Increase in Use of Land Mines Triggers Rise in Civilian Casualties in Ukraine, Myanmar

The use of anti-personnel land mines by Russia and Myanmar triggered a surge in the number of civilian casualties in Ukraine and Myanmar last year, according to a new report by a land-mine monitor.

The report, published by the International Campaign to Ban Landmines, found that Russia, which is not party to the Mine Ban Treaty, “used antipersonnel mines extensively in Ukraine since its all-out invasion of the country in February 2022.”

The report also found evidence that Ukraine, which is a party to the Mine Ban Treaty, used anti-personnel mines in and around the city of Izium, in Kharkiv oblast, in 2022 when the city was under Russian control.

“This has created an unprecedented situation in which a country that is not party to the Mine Ban Treaty is using the weapon on the territory of a [treaty member],” said Mark Hiznay, associate arms director at Human Rights Watch and an editor of Landmine Monitor 2023. “In the 20-plus years [since the Mine Ban Treaty was adopted], this has never occurred before.”

Ukraine has previously said it would look into allegations in a Human Rights Watch report earlier this year detailing “numerous cases” in which Ukrainian forces deployed banned anti-personnel mines.

The International Campaign to Ban Landmines, which is a global coalition of nongovernmental organizations chaired by Human Rights Watch, recorded 4,710 injuries and deaths in 2022, down from 5,544 casualties in the previous year.

“But there were significant increases in some countries, primarily Ukraine,” said Loren Persi, Landmine Monitor 2023 impact team lead. “In Ukraine, the number of civilian casualties recorded increased 10-fold from around 60 in 2021 to around 600 in 2022.”

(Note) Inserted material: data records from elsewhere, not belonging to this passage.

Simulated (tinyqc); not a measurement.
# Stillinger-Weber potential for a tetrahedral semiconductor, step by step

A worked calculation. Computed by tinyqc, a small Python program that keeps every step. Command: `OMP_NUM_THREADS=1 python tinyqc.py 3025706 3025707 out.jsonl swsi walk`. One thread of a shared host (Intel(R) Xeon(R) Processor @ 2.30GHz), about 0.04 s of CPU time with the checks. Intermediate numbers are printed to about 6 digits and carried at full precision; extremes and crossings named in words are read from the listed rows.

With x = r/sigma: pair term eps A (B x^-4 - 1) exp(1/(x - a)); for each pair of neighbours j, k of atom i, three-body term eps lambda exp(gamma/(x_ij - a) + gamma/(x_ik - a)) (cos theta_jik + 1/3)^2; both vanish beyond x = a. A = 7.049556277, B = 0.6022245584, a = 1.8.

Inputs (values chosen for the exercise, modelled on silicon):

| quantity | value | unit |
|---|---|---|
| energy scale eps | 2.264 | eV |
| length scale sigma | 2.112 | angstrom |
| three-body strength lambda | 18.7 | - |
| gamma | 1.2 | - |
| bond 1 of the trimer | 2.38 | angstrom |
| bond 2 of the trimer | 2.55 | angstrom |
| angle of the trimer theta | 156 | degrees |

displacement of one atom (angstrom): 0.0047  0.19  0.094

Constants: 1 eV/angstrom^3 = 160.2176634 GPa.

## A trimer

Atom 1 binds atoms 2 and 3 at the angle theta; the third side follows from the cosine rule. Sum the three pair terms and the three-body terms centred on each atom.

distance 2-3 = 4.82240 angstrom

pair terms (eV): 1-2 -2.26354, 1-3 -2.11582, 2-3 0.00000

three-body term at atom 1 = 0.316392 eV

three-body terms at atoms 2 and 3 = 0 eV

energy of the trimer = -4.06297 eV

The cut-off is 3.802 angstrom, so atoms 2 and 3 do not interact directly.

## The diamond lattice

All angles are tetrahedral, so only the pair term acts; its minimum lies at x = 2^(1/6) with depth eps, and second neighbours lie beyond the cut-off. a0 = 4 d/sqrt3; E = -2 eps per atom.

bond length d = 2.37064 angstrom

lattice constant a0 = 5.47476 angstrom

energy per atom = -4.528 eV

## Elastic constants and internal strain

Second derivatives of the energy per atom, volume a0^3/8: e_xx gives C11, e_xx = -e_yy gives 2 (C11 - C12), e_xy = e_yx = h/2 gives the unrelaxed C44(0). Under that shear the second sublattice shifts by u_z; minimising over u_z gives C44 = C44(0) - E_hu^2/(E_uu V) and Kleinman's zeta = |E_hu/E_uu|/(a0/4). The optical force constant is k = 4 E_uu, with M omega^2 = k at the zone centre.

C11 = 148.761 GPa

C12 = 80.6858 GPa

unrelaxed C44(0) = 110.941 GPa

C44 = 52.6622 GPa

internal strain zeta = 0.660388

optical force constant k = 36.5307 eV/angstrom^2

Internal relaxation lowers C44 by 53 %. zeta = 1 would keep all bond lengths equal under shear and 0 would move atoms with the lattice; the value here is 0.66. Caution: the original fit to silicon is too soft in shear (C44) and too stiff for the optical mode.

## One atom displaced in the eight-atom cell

The Monitor report says civilians accounted for 85% of casualties from land mines and exploded remnants of war last year, roughly half of them children. The highest number of casualties, 834, was recorded in Syria, followed by Ukraine with 608 casualties, and Yemen and Myanmar, each of which recorded more than 500 casualties in 2022.

Hiznay said that Russia began using landmines in 2014 in support of pro-Russian separatist forces in the contested Donbas region of eastern Ukraine.

“Russia has made extensive use of land mines in places like Afghanistan and Chechnya,” he said. “I think they have supplied land mines to 35, 38 different countries over the years.

“Another factor we are noticing is wherever Wagner goes, land mines go,” he said, referring to the Moscow-financed Wagner Group militia. “We do not think that is a coincidence, particularly in Libya, where several new types of land mines were found and documented.”

Myanmar, he said, has been using anti-personnel land mines since 1999, but the magnitude and scope of the contamination is now different.

“It is just bigger,” he said. “You have more use by the government forces and more use by various nonstate armed groups. So, it is a lingering, festering problem that has just got worse in the past reporting period.”

The Monitor report indicates land mines were also used during the reporting period by nonstate armed groups in Colombia, India, Myanmar, Thailand and Tunisia, as well as in eight treaty members in the Sahel region.

Currently 164 countries have signed onto the Mine Ban Treaty, which prohibits the use, stockpiling, production and transfer of anti-personnel mines.

The Monitor says that 30 states who are parties to the treaty have cleared all mined areas from their territory since the treaty came into force in 1999, leaving 60 countries and other areas contaminated. In addition, it notes that 22 states that are not party to the treaty and five other areas remain infested with these lethal weapons.

De-mining activists warn that the number of victims will continue to grow for as long as land mines remain in the ground. They say health care and physical rehabilitation services are seriously underfunded and unable to assist the many people who are disabled by these weapons, including in countries such as Afghanistan, Sudan, Ukraine and Yemen.

“Alarming increases in the number of civilians killed and injured by recently placed mines in several countries further demonstrate the dire need for increased resources to ensure all the rights of the victims are addressed,” said Persi.